[My thoughts on Iron-Blooded Orphans with spoilers…]
The last Gundam series that I watched to the end was Gundam 00 and it was such a long while back. Long enough that I can’t remember anything about it. This one though, I’m not likely to forget. Iron-Blooded Orphans leaves quite an impression and a bitter taste in my mouth (but that’s more to do with the ending).
This story wasn’t what I expected. It was clear from the start that it was going to be unpleasant. For once, a story featuring child soldiers acknowledged that they were child soldiers and that there were problems with it – most anime either skirt around the issue, or ignore it altogether. We see our protagonists trapped in a system, fighting for their place and they are manipulated, outwitted and eventually defeated by the adults.

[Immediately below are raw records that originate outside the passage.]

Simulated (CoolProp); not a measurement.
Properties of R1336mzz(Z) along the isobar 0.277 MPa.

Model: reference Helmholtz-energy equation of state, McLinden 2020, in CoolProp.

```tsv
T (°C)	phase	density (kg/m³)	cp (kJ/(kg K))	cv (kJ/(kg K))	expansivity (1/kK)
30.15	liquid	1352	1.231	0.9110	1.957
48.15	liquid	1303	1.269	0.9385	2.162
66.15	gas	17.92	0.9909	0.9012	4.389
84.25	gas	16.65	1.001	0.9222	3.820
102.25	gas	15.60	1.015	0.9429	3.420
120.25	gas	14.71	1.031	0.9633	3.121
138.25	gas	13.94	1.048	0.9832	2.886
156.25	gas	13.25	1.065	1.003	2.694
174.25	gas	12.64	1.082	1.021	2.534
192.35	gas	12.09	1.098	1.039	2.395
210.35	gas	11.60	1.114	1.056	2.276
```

Still, their story is quite compelling. From the beginning, we see these children driven into corners and we see them claw their way up and out. I wanted to see how far they would climb, how they would change themselves and the world around them, and if they would ever actually achieve what they set out to. The story gives us a less conventional set-up with regard to their ambitions: our protagonists aren’t aiming to save the world; they’re aiming to save themselves. They are not heroes at all, but mercenaries – a private army of sorts that seeks to advance its own interests. The story itself focusses on the smaller battles and brawls that they get into, which unsurprisingly have no universe-ending consequences. The world spins on, with or without them, a grim reflection of reality, but it takes a while for them to understand their own insignificance. Despite all that, it’s easy to become invested in their fates because they’re all quite likeable.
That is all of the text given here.